Madam Speaker, I am pleased to rise today in this House to speak to Bill C-18, an Act to suspend the operation of the Electoral Boundaries Readjustment Act.
As you know, Madam Speaker, my party does not wish to run in the next elections. We hope that, by then, Quebec will be independent. Nonetheless, the proposals made by the Electoral District Boundaries Commission upset several of my colleagues across Canada.
I am not the kind to shirk my responsibilities. When I saw that the commission had carved up my riding of Lotbinière, I did not have any other choice but to react strongly.
In no time, it created an uproar in my constituency. Following the announcement of the proposed reform, around 20 articles, editorials and letters to the editor appeared in local newspapers. It is hardly surprising since the Bois-Francs area was split into three different ridings. The commission wanted to combine regional county municipalities into federal ridings, ignoring certain historical, economical, social and cultural factors.
To combine RCMs into ridings is reasonable to a point but not if the cities themselves see no benefit in it. For instance, by being shifted from Richelieu to Lotbinière, Bécancour was being moved into the same riding as the other municipality in the Bécancour RCM but was being separated from Nicolet.
In an article published on Thursday, February 24, 1994, in Le Nouvelliste , Mr. Jean-Guy Dubois, Mayor of Bécancour, said, and I quote: ``It is quite obvious that this exercise by the commission members was essentially a demographic one, and that they did not take into account the sense of belonging in these communities''.
And Mayor Dubois added that the Bécancour-Nicolet area cannot be divided. And what about the city of Victoriaville-Arthabaska, the heart of the Bois-Francs area, which was being separated from several area municipalities such as Princeville with which it had real and tangible links.
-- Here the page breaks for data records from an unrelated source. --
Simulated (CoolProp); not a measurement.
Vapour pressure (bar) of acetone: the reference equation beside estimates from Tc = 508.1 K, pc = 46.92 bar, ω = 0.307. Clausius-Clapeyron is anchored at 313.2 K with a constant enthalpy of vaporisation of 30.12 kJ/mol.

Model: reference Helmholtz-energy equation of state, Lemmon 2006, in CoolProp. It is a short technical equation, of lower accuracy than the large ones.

I can only congratulate the government on its decision to impose a two-year moratorium on this electoral boundaries readjustment process. We are talking about an $8 million exercise. Eight million dollars to move little lines around on the electoral map, displeasing the majority of national, provincial and municipal authorities in the process, all the while trying to preserve electoral quotas and in fact spending public funds needlessly.
Of course a revision of the electoral boundaries is necessary when certain elements of the Elections Act are not adhered to.
Factors to be taken into account, besides electoral quota, are described clearly in section 15 of the Act: community of interests of the inhabitants of a given electoral district in the province or its historical development. Also, care must be taken to ensure districts are not too large in sparsely populated, rural or northern regions of the province.
Recent revisions have shown that more often than not, commissions had used purely mathematical rules to readjust electoral boundaries.
The intent, in this bill, to preserve the integrity of RCMs within districts is commendable but hardly immutable. As we have seen, in certain cases, others factors must be taken into account.
In a commentary published on Tuesday February 22, 1994, in L'Union , the chairman of the CNTU Bois-Francs, Mr. Denis Champagne, gave a general idea of what people think: For an electoral map to be good, it must reflect the various communities and identify the connections between these well enough. Finally, the administrative structure has to adhere to it. Right now, we are in an undescribable administrative muddle''. And he adds:
Boundaries now divide RCMs; they overlap different administrative areas. . . In a word, I cannot see the current revision meeting our needs in that respect''.
That is what commissions must look at. It stands to reason that we should review the legislation governing this process. A parliamentary committee should oversee the review of the Act and electoral boundaries should be readjusted. It really needs to be done. It has not been done in 30 years.
Sir John A. Macdonald himself recognized that electoral power parity was essential, while not being the only factor to be taken into account to ensure effective representation. He introduced the Representation Act, 1872, in recognition of this basic truth: "Although the rule concerning the population of each district has been widely obeyed, other factors have been considered relevant to ensure a variety of interests, classes and communities can be represented and the rule of numbers is not the only one used".
This quote was used as part of a ruling made by the Supreme Court of Canada on June 6, 1991, in the case of the Attorney General of Saskatchewan against Roger Carter et al.
It would therefore be worthwhile to review the Act to make sure that electoral boundaries commissions take all these factors into consideration rather than set arbitrary boundaries.